Cetti’s warbler gave us a burst of its lovely song before we moved off to get better views of the goldeneye and avocet. Malcolm offered the first person to see a mediterranean gull one of Sue’s (H) toffees (he’s so generous) and within minutes of that excellent carrot being offered Alan heard one calling above. In fact there were two med gulls mixed in with a group of black headed gulls circling overhead, with the sun shining it was relatively easy to spot the clean white – almost transparent – wings which made them stand out from the black-headed gulls.

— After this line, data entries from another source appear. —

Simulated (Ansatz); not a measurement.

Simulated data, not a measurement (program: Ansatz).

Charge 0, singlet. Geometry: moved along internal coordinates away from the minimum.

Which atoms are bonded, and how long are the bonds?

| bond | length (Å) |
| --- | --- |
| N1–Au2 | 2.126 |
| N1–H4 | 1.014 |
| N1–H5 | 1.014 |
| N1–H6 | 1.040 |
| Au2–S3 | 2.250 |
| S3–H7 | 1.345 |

Malcolm and Sally decided we would go as far as the creek and as we scanned along the edge of the nearby pool we could hear several skylark singing, a large flock of starling flew over, marsh harrier hunted over the far fields and a reed bunting was spotted in the nearby reeds. On our return journey we were able to add blue tit, great tit and robin to our day’s list.
Leaving Cliffe we moved on to Northward Hill, parking at Bromhey Farm car park where we took over not only the whole car park, but overflow facilities near the barns. After a break for lunch we started to gather at the feeding station just beyond the car park. Here we all got superb views of brambling, chaffinch, goldfinch and greenfinch. Great spotted woodpecker drummed nearby and a green woodpecker was heard ‘yaffling’. From the marsh viewpoint we had been told by Malcolm to look out for marsh harrier near their usual site and – once again – true to form we had excellent views of 5 marsh harriers and one (ring-tail) hen harrier. The marsh harriers circled high up over the river whilst the hen harrier appeared to prefer hunting low over the fields.
On the islands in the pool we watched shoveler, lapwing, greylag, teal, mute swan, wigeon, moorhen and coot. Ian spotted a common gull and Sue (G) found a rather secretive snipe hiding in the edge of the reeds. As we walked towards the heronry there were large numbers of grey heron and rook flying to and from the wood. A green woodpecker flew across the track in front of us and landed in a tree and as we moved to cross the fields in front of the wood a sparrowhawk put up all the gulls and waders on the pools. Standing in the field our feet squelched in the mud as we hunted for the best spot to view herons on the nest. Although there were several birds perched on branches, we were lucky to be able to watch one couple exchanging bits of wood and twig as they added to their nest and in another tree there were five herons with one pair copulating – a rather high risk strategy given the height of the tree.
A great tit was most insistent that we look at him singing for all he was worth in the top of a bush. On our return we spotted a pheasant across the marshes, more distant views of the marsh harrier and a pair of great spotted woodpeckers in a nearby tree. One last look at the feeders by the car park gave us another chance to see the brambling, plus greenfinch and an excellent siskin.
The weather certainly added to our enjoyment today, but it has to be said that the knowledge and expertise of Malcolm and Sally enabled us all to have an excellent visit to our two nearest RSPB reserves.